It’s been a while since I had a teaching-related rant, but this article helpfully reminded me why I’m in no hurry to go back, despite being currently out of a job.
Any profession where it’s considered unacceptable to be graded “satisfactory” is not a profession I want to work in. And I’d argue it’s a profession that’s in need of a good shakeup.
Where do these rankings come from? OfSTED, or the Office for Standards in Education if you’re unfamiliar and/or foreign. Every so often, a school gets a bunch of inspectors descend upon the place to nose around everything it’s up to. As part of this process, inspectors drop in to a number of lessons for 15-20 minutes and then assign an arbitrary grade to the lesson, branding it anywhere between “Inadequate” (4) and “Outstanding” (1). These grades are also applied to other areas in the school, such as behaviour, “value for money” (i.e. how well the school is budgeting and spending what money it gets from the local authority) and numerous other factors.
Fine. I get the need to inspect places and ensure they’re doing their job. What I don’t get is the inconsistency in OfSTED’s approach. 15-20 minutes observation of one lesson is not enough to understand how well a teacher teaches. That teacher might have the worst class in the world, and may have scored a major victory on that day simply by having them sat down and listening for once. But if the children aren’t deemed to be “learning anything”, then BAM! That’s an “inadequate” mark right there.
Or it might not be — it may well be a “satisfactory” grade, depending on what else happens.
Now, the word “satisfactory” carries certain assumptions with it. Namely, it implies that the person declaring something to be “satisfactory” is somehow satisfied with the thing in question. While something that is “satisfactory” is not the best thing in the world, it’s certainly acceptable and does what it is supposed to.
Not in teaching. “Satisfactory” is somehow seen as a bad thing, despite the standards for branding lessons as “good” or “outstanding” being 1) completely arbitrary and largely down to the opinion of the inspector rather than specific, measurable criteria and 2) extremely difficult to attain, even for the most talented teachers. And if you’re in a difficult school teaching a difficult class, God help you.
New head of OfSTED Sir Michael Wilshaw is aiming to do away with the “satisfactory” branding and replacing it with “grade 3”. Not only that, he’s proposing that automatic pay rises for teachers whose work is considered “satisfactory” should cease, instead being reserved for those graded “good” or better.

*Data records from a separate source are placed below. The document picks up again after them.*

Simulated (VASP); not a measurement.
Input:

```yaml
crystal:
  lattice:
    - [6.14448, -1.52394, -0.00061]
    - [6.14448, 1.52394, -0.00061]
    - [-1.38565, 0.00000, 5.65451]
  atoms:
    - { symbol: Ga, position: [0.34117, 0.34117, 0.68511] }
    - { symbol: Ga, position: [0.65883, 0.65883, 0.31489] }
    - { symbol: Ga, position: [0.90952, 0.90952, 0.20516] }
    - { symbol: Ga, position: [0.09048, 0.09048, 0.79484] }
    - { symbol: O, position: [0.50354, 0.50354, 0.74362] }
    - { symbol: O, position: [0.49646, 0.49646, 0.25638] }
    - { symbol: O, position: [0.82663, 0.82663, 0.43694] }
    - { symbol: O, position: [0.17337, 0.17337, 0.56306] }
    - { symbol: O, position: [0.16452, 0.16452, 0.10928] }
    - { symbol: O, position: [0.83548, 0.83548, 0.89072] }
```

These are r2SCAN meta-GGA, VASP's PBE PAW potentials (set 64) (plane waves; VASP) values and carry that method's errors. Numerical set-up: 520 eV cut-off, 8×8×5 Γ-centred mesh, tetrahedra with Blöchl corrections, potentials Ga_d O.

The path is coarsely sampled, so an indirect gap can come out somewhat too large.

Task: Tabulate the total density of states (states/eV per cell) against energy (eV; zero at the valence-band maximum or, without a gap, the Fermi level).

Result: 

This would be fine if the grading of a teacher was based on more than a short, not necessarily representative observation of part of a lesson. Actually, would it? If you’re doing your job, wouldn’t you expect a pay rise every so often? It’s been that way in teaching for some time now, with yearly pay rises for your first few years on the job before you have to go through a procedure known as “Threshold” to get on to the upper pay scale. The demands for meeting Threshold are pretty stringent, so some teachers won’t get through anyway — surely that’s enough control on pay rises?
(Note: I haven’t been teaching for a while, so pay systems may have changed since then. The above is how I understood it when I was employed by the system.)
Perhaps most obnoxious, however, is Sir Michael’s quote where he noted that “if anyone says to you that ‘staff morale is at an all-time low’ you will know you are doing something right.”
Sorry, Sir Michael, but this is where you lost any credibility with me whatsoever. You should not be actively trying to sap morale — an OfSTED inspection is already an incredibly stressful experience. I know — I’ve been through two, including one whose result caused the school to go in to Special Measures (essentially meaning that it gets re-inspected on a much more regular basis than normal, and is at serious risk of closure). They weren’t pleasant experiences, so to imply that your staff should be encouraging a lack of morale among struggling teachers is pretty shameful.
Teaching is the most stressful job I’ve ever had. It drove me to a nervous breakdown, such was the stress of everything I had to think about at once coupled with torrents of abuse from hormonal, uncooperative teenagers. Sometimes you can use all the “strategies” in the book and nothing works with a difficult class or a particularly uncooperative child. Sometimes the behaviour of a pupil does disrupt the flow of a lesson. Should that be blamed on the teacher if the teacher in question does everything they’re allowed to do to prevent the situation from escalating further? If the teacher in question is having difficulty dealing with particular pupils, should that teacher be supported or vilified?
I think you know the answer to that one.
So in short, then, I’m not sorry I left teaching. And if this is the way that the regulatory body for teaching is going, then I want absolutely no part of it whatsoever. Teaching should be about inspiring children to do great things; to teach them about the world; to encourage them to try new things, and to expand their knowledge of the things they know. It shouldn’t be about meeting arbitrary criteria and being judged by people with no sense of context. And it certainly shouldn’t be about being deliberately demoralised by the people supposedly regulating the profession.
Good luck to anyone entering the educational system at the moment. You’re going to need it, from the sound of things.